Installation views of ANTHONY FAN KAR LONG’s “My Portrait Diary: 18 Children” at the Jockey Club Community Art Centre, Hong Kong, 2020. All images courtesy the artist.

Speak When Spoken To – Anthony Fan’s “My Portrait Diary: 18 Children”

Jockey Club Creative Art Centre
Hong Kong

After stepping into the courtyard at Hong Kong’s Jockey Club Creative Art Centre where Anthony Fan Kar Long’s photography exhibition was hung, visitors found themselves surrounded by 18 portraits, each depicting a child gazing directly at viewers. Half of the images were captured at a protest on June 9, 2019, when an estimated one million people took to the streets of Hong Kong to oppose a tabled extradition bill. The other nine photos were taken later that year on December 8, at a rally against a law prohibiting citizens from obscuring their faces at public gatherings. The works, all snapped with the permission of the minor’s guardians, prompt the question: What roles do children play in social movements?
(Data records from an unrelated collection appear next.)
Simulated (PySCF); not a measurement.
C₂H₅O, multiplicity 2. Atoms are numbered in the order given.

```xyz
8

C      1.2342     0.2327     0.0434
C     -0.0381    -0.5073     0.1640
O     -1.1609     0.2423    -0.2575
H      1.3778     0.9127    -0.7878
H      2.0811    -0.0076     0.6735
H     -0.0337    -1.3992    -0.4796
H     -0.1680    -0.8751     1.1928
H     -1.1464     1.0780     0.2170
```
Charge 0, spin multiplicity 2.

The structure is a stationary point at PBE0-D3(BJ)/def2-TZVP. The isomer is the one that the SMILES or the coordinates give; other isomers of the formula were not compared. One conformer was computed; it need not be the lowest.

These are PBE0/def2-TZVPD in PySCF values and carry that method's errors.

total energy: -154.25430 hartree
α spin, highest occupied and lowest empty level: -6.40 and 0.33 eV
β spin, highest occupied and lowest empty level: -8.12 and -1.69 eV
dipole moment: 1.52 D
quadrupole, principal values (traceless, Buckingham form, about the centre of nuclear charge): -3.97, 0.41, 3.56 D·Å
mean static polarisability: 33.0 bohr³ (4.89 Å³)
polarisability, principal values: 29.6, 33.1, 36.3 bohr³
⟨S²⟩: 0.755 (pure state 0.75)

On the right side of the exhibition were the bare-faced, young activists Fan met in June, all dressed in white, short-sleeve shirts. They contrast the figures on the left, whom Fan met in December, wearing dark clothing and face coverings as barriers to tear gas and to protect their identities. Though both groups were at relatively peaceful marches, the difference in the children’s gear reflects the general escalation of the crisis, which grew increasingly violent, and reveals the growing fear among protestors as arrests at political events became more frequent and indiscriminate.

ANTHONY FAN KAR LONG, June 9 #1 and #2, from the series June 9: The Last Autumn Leaves with Freedom?, 2019, blockout vinyl, 1.2 × 1.8 m.
ANTHONY FAN KAR LONG, June 9 #1 and #2, from the series June 9: The Last Autumn Leaves with Freedom?, 2019, blockout vinyl, 1.2 × 1.8 m.

Yet, from the portraits, it is unclear how much the children themselves understood of the possible risks, and whether they chose to take part out of their own volition or their parents’ wishes. As the social movement evolved to tackle not just the extradition bill but the issue of Hong Kong’s autonomy and political future, so too did the role of children become more complex. It was not an uncommon sight to see children shouting "Liberate Hong Kong, revolution of our time” from their parents’ shoulders at rallies. People applauded these children, enshrining them as symbols for a better future, and cementing them as the impetus for this very “revolution.” But besides acting as symbols, what political agency do children have? 

Ironically, at Fan’s show, the subjects of the works were mute and confined within a courtyard, suggesting their entrapment. The number 18 in the exhibition title, “My Portrait Diary: 18 Children,” refers not just to the number of displayed portraits, but also to the age when minors legally become adults. Until then, their freedom rests on whether adults can learn to listen.

Anthony Fan Kar Long’s “My Portrait Diary: 18 Children” is on view at the Jockey Club Creative Art Centre, Hong Kong, until June 9, 2020.